Progressive Enterprises, which owns Countdown, may be asked questions by a select committee at a later date. Photo / Richard Robinson
Progressive Enterprises, which owns Countdown, may be asked questions by a select committee at a later date. Photo / Richard Robinson

The furore regarding the letter sent by Progressive Enterprises' lawyers to the commerce select committee is a reminder that parliamentary select committees are not courts of law. Select committees are not only New Zealand's most powerful legal body, but they are also political. Even Progressive Enterprises looked like David fighting Goliath when it tried to get access to statements made at the committee on complaints about alleged retrospective payments, bullying and intimidation.

Progressive got caught in the cross hairs of the committee's regular financial review of the 2012/13 performance and operations of the Commerce Commission. The breadth of the review allowed Opposition MPs to extensively question commission members appearing about its investigation into allegations made against Progressive/Countdown of anti-competitive behaviour. The committee was not "undertaking an inquiry into alleged market misconduct by Progressive's supermarket business, Countdown," as Progressive thought.

Progressive's lawyers tried to get natural justice for their client by requesting all material, evidence and other information the committee possesses about Progressive under Parliament's Standing Order 232. Anybody whose reputation may be seriously damaged by the proceedings of a committee is entitled under Standing Order 232 to request that information, and the committee may "... if it considers it to be necessary to prevent serious damage to that person's reputation, furnish such material".

The committee's publicly available summary of the business before it shows there was no inquiry into Progressive, just a financial review of the commission. The acting chair of the committee, who is an opposition MP, criticised the tone of the letter as "bullying" and tried to get Progressive senior management "invited" to appear in front of the committee. Although this was blocked by the Government majority, the committee did make an interim report drawing the attention of Parliament (and the public) to the lawyer's letter and the entire transcript with all adverse comments about Progressive in it.

This was the information Progressive had asked for, but I doubt their risk assessment of making the request to the committee extended to the entire transcript being brought to the attention of the world in quite this way.

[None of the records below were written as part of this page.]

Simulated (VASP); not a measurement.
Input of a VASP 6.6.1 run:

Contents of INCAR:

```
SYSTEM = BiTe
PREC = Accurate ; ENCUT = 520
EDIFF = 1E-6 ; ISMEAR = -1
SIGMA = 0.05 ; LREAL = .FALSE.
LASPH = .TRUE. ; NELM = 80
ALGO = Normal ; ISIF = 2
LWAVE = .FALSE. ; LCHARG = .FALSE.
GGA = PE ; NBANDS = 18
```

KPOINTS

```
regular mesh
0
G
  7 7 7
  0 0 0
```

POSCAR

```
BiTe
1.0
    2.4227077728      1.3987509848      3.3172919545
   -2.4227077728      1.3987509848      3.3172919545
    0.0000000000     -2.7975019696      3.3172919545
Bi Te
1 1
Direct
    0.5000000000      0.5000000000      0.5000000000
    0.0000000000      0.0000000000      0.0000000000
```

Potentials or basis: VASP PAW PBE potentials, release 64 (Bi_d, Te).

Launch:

The question is whether the committee's decision to publish the entire transcript, including all the remarks about which Progressive was concerned, coupled with the debate around the tenor of the lawyers' letter, has done more damage to Progressive's reputation than the remarks. There is nothing Progressive can do about the transcript since it is protected by parliamentary privilege. So it might have been better to stay quiet.

Under Standing Order 234, provisions are intended to minimise the risk that a person's reputation will be damaged by allegations in evidence given to a Select Committee - such evidence being protected by parliamentary privilege.

But it is very difficult to invoke these provisions unless a select committee is minded to be co-operative. They are innately political creatures and if members dislike the tone of a request - even one framed consistently with Standing Orders - members will have no hesitation in publicly saying so, as Opposition MPs have done this week. And having an Opposition MP as acting chair (while the Government MP is away) in the run-up to an election increases the risk of unexpected outcomes.

The commission makes it clear there is still some way for its investigations to run, but equally clear is the signal by Opposition MPs they will be seeking to invite the commission back once it has finished its investigation to take the committee through its report. The committee can also undertake its own inquiry into how supermarket businesses treat suppliers in future, even though that was not what it was doing this week. Standing Order 192 also allows committees to request any person to attend and give evidence, so Progressive may be asked to answer questions at a later date. The only restrictions on committee inquiries are matters awaiting or under judicial decision, and allegations of criminal wrongdoing against identifiable individuals.

So Progressive may have another opportunity to reflect on how best to deal with Parliament in future and what happened to them this week is a cautionary tale for anyone dealing with Parliament.

Mai Chen is a founding partner in Chen Palmer lawyers and an adjunct professor at the Auckland University business school.